The Federal Deposit Insurance Corporation (FDIC) published a recent survey. The survey explored long-term trends in the banking and non-banking financial services space. Between 2011 and 2021, the percentage of people who were unbanked fell 3.7 percentage points to 4.5%. This is roughly 5.9 million U.S. households. The unbanked are those who don’t have a bank account.
What’s more, the FDIC report found that “check cashing use fell from 7.9% in 2011 to 3.2% in 2021, while money order use fell from 18.8% to 9.7%.”
We’ve previously covered how the number of unbanked people has declined over time. Some people are turning to fintech solutions, instead of banking solutions. In fact, one PaymentsJournal article discussed how some mom-and-pop bodegas are turning into “fintech hubs,” to help support their customers.

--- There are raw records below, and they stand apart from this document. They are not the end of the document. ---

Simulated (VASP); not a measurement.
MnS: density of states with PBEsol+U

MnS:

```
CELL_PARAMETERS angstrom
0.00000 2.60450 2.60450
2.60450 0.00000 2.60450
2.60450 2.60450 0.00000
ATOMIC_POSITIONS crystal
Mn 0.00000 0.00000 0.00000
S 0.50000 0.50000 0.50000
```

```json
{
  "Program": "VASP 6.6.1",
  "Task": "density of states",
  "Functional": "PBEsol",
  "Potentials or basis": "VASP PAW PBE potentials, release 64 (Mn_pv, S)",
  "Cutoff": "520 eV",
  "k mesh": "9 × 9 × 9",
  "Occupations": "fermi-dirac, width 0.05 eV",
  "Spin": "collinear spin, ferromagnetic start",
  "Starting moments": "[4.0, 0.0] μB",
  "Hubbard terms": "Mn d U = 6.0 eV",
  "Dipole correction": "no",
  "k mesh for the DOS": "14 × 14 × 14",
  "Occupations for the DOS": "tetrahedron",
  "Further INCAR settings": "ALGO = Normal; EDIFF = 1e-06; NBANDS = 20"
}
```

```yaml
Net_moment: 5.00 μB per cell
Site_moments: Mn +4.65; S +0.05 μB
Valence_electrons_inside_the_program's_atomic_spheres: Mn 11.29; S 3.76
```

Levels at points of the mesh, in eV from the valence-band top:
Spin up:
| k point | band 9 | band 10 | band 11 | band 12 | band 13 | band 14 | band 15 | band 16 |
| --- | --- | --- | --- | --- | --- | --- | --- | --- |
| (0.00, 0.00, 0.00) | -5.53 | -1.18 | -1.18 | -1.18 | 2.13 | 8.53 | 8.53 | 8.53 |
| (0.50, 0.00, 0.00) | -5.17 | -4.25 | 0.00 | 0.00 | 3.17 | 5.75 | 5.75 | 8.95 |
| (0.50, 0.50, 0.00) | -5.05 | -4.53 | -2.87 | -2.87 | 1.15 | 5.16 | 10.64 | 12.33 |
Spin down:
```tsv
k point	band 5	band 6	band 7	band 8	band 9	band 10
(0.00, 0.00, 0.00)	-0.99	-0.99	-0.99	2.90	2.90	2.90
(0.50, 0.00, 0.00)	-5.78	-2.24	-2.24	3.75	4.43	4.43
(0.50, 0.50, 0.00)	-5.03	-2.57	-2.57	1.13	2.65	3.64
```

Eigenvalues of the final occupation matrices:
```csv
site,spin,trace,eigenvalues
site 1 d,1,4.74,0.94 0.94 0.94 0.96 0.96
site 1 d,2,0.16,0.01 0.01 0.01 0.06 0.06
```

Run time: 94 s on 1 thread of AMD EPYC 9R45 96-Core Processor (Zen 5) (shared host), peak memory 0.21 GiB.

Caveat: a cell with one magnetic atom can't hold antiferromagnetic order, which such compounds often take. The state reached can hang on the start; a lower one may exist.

Sophia Gonzalez, Research Analyst of Debit at Mercator Advisory Group, recently wrote an article about Earned Wage Access (EWA), which allows employees receive earnings before payday, and can therefore be a substitute for payday loans.
“With the availability of EWA, people are preferring that over payday loans,” she said. “These solutions may make it possible for people to have a daily paycheck, instead of biweekly or monthly. The solutions also come from companies themselves, instead of banks, following the payments trend where much of the innovation is being done outside of traditional financial institutions.”